Enabling Slow Logs (AWS Console):

# AWS Console -> OpenSearch Service -> Domains -> [Your Domain Name] -> Actions -> Edit
# Under "Advanced options" -> "Slow log publishing"
# Enable "Index slow logs" and "Search slow logs"
# Set thresholds (e.g., 1000ms for index, 5000ms for search)
# Specify log destination (e.g., CloudWatch Logs Log Group)

Once enabled, you can create CloudWatch Metric Filters from these logs to track the frequency of slow operations and set alarms.

# AWS Console -> CloudWatch -> Log groups -> [Your Log Group] -> Metric filters -> Create metric filter
# Filter pattern: ERROR (for general errors) or specific patterns for slow logs.
# Example for slow search logs (adjust pattern based on log format):
# Pattern: "{ $.level = \"WARN\" && $.message like /took\[\d+ms\]/ && $.message like /search/ }"
# Metric Name: SlowSearchOperations
# Metric Namespace: MyOpenSearchMetrics
# Default Value: 0
# Actions: Create alarm on this metric (e.g., if SlowSearchOperations > 10 in 5 minutes).

Node-Level Monitoring (if self-managed)

If you are not using AWS OpenSearch Service and manage your own Elasticsearch cluster on EC2, you’ll need to install and configure monitoring agents like Prometheus with the `node_exporter` and `elasticsearch_exporter`, or use tools like `Filebeat` and `Metricbeat` to send data to a central Elasticsearch/Kibana instance.
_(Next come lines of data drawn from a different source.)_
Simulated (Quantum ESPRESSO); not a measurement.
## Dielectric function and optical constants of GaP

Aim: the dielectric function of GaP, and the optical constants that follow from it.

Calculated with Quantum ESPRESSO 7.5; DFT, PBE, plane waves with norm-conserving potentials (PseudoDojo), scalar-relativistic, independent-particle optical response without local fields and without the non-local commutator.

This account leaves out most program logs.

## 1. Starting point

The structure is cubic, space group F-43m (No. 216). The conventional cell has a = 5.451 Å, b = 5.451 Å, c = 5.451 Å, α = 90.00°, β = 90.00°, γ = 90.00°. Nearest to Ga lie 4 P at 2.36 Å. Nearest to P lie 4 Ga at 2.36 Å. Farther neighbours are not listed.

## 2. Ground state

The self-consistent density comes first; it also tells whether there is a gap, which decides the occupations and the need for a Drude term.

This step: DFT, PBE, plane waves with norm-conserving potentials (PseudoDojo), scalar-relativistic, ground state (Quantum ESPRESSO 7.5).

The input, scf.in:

Example `metricbeat.yml` configuration for Elasticsearch metrics:

metricbeat.modules:
- module: elasticsearch
  period: 10s
  hosts: ["http://localhost:9200"] # Or your Elasticsearch host
  xpack.enabled: true # If using X-Pack monitoring
  # Optional: If using security features
  # username: "elastic"
  # password: "changeme"

- module: node
  period: 10s
  metricsets:
    - cpu
    - memory
    - disk
    - network
  hosts: ["localhost"]

output.elasticsearch:
  hosts: ["http://localhost:9200"] # Or your Elasticsearch host
  # username: "elastic"
  # password: "changeme"

Ensure Metricbeat is configured to send its own logs to a separate, healthy Elasticsearch cluster or to CloudWatch Logs for monitoring the monitoring system itself.

Alerting and Notification Strategy

A robust alerting strategy is paramount. Use AWS Simple Notification Service (SNS) to fan out alerts to various endpoints:

Email: For immediate, human-readable notifications.
Slack/PagerDuty: Integrate via SNS subscriptions or Lambda functions for on-call engineer alerts.
AWS Lambda: Trigger automated remediation actions (e.g., restarting a service, scaling up an instance) based on specific alarms.

Define clear alert thresholds and escalation policies. Avoid alert fatigue by tuning alarms to be actionable and relevant. Regularly review and refine your monitoring and alerting setup as your application and infrastructure evolve.